Latitude Festival ’08

[Words & Pictures- Pete Hodgson]

Last weekend a well selected section of the Suffolk countryside was again home to Latitude festival. In its third year, Latitude has rapidly established itself as one of the best UK gatherings, pioneering the diverse, laidback feel which numerous festivals are now attempting to emulate. The secret of Latitude’s success is the integration of creative arts with the more traditional music festival hedonism, neatly encapsulated on a small site with a family friendly atmosphere.

Projections over the lake charmingly enhanced the late night ambiance and the site was embellished with all manner of elegant constructions. Packed with Film, Literature, Theatre, Dance, Poetry and Comedy stages alongside the 4 main music stages-  only the most hardened cynic could be bored at Latitude ’08. 

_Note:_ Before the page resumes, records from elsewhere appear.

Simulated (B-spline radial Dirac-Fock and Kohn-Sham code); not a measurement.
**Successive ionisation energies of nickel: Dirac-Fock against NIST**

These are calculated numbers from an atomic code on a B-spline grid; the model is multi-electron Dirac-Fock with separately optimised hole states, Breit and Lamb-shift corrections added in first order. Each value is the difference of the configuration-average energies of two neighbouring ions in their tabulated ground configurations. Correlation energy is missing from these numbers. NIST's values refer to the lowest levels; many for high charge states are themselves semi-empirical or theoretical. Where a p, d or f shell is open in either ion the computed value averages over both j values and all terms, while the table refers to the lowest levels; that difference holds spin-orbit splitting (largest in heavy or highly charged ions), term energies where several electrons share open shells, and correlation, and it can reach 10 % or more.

The Obelisk Arena welcomed the music headliners, led by Franz Ferdinand who went through the motions in an enthusiastic and precise but somewhat uninspiring, automated manner, perhaps they were robots all along. The main stage was well laid out for observation but at close quarters the design proportions gave it a detached feel, which for me, emphasised the poor audience interaction and unremarkable sets which characterised many of the headline acts.

The Go! Team as always produced an energetic performance but noticeably missed bassist Jamie Bell (so they do need all six members!) which appeared to limit a set list already stale from the festival circuit.

Hopefully band mastermind Ian Parton, will attempt to rekindle the insouciance which characterised earlier gigs and perhaps perform some jolly tracks with gang vocals like ‘Milk Crisis’.

Death Cab for Cutie drew a lot of people for a strong set culminating with an epic rendition of ‘Transatlanticism’, but as it clashed with Crystal Castles, the cool kids were preoccupied.

Sigur Ros took over the festival with their inimitable, powerful soundscapes, providing festival goers with the opportunity to experience them at the requisite (Richter scale) volume.

The enigmatic Icelandic fruitcakes appeared to attract the biggest crowd of the festival and opened a lot of eyes with an atmospheric epiphany of live percussion and transcendent ethereal vocals.

Oxford boys Foals educated a few folks in the merits of math rock, but were somewhat blunted from travelling having been in Spain the day before.

Frontman Yannis Philippakis took the time between songs to explain that in Spain they had got into a fight with John Lydon and dedicated the next song ‘’To Jonny Rotten and his meathead friends’’ before launching into the ever popular track ‘Cassius’.   

However, the main stage was not the heart of the festival, the spirit resided in the woods. Nestled in the trees sat the diminutive Sunrise Arena which saw some of the most inspired and exciting performances.  It was here that the festival defining sets were witnessed and the atmosphere unique to Latitude could be found.  

Joseph Mount’s Metronomy ignited the tiny tent (metaphorically) on Saturday night with his talented live band of Gabriel Stebbing and Oscar Cash who added live sax to the intoxicating electrosynth mix.  

Seemingly naive Soko (Stephanie Sokolinski) charmed a lot of people with her bittersweet acoustic set as the weather went from torrents of rain to bright sunshine. 

The 21 year old French actress turned singer was evidently unaccustomed to tuning her guitar and playing in front of a large audience but her emotive melodic style won the hearts of the audience.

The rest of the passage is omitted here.